PEOPLE living near a huge pile of unknown contaminants near Keynsham are urging Bath and North East Somerset Council to take action amid fears children will be “at risk” if they access the site.

Near Queen Charlton, south west of Keynsham, a huge site of outbuildings half-submerged in water, anaerobic digesters built without correct planning permission, and a quarry filled with so much unknown material that it now looms six metres above the ground, is causing concern to its neighbours.

The site, which is bigger than the village of Queen Charlton itself, has been disowned by the company who owned it and now nobody is keeping the dangerous site secure, neighbours say.

Rob Duff, of Protect Our Keynsham Environment, a group of local residents calling for the site to be made safe, said: “I have been a town planner since 1983 and this is the worst site in the green belt I have ever come across.”

Jacob Rees-Mogg, Dan Norris, and Edmund Cannon — who are all vying to be elected the area’s MP on July 4 for the Conservative, Labour, and Green parties respectively — were among the estimated 30 people who held a protest outside the gates to the site on Wednesday, June 5, calling on B&NES Council to take action.

Mr Duff told the protest: “We don’t know what was tipped over there in the big hill. We don’t know what contaminants are there other than we know asbestos was tipped and woodchip. Other than that, it was uncontrolled.”

“We are a kilometre from Keynsham, we are only yards from houses.

“So the residents here would like to know what’s on there. They would like the council to take action and investigate the site under environmental protection act powers and if possible involve the Environment Agency and either tell residents ‘its safe, we’ve cleaned it up , everything’s gone’, or make it secure.”

A statement from the group added: “There is strong evidence in court documents and planning documents which refer to asbestos being deposited or found on the site. We won’t know for sure until B&NES Council does an inspection.”

Signs on the gates read; ‘Danger: Deep water’ and ‘Caution: Guard dogs on patrol’, but nobody appears to be guarding the site. Campaigners said that the company which owned the site has now dissolved, passing ownership of the site to the crown.
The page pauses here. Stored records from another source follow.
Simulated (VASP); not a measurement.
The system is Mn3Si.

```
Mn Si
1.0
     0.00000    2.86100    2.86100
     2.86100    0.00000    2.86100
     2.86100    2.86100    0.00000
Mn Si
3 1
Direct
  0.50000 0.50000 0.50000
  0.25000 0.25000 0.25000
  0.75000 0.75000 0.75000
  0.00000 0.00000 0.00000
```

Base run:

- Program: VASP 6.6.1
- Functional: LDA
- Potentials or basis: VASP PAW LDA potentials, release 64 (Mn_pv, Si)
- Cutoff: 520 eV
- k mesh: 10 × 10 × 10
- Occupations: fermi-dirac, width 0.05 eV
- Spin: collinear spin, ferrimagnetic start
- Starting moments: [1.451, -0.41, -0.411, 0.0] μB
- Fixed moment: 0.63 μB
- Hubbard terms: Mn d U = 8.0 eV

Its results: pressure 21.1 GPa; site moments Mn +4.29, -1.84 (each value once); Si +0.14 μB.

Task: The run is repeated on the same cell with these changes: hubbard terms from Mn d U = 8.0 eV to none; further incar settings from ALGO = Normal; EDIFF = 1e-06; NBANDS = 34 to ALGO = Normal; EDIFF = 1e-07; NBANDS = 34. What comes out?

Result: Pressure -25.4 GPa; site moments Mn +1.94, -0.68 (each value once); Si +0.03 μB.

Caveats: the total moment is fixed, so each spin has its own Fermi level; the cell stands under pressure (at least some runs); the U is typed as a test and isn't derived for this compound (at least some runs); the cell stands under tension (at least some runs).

“The crown will not act, they will not take responsibility of the site because they don’t have to take responsibility of the site. The land has literally fallen on them because the owners have gone away, the company has gone away.

“The only way this site is going to be made safe is if Bath and North East Somerset act and here, on behalf of the residents.

“Come and have a look at the site, come and investigate it, and please help the residents ensure that they are safe, their children are safe, and the whole area is safe for the future.”

A spokesperson for Bath and North East Somerset Council said: “We have taken planning enforcement action by issuing an Enforcement Notice requiring the removal of the unauthorised anaerobic digester facility on the site. This notice remains in effect on the land and would bind any subsequent owner of the land.

“We are also considering taking further planning enforcement action in relation to the unauthorised waste deposited on the land.

“Despite their differing political views, the candidates for North East Somerset and Hanham who attended the protest were unanimous that action should be taken.”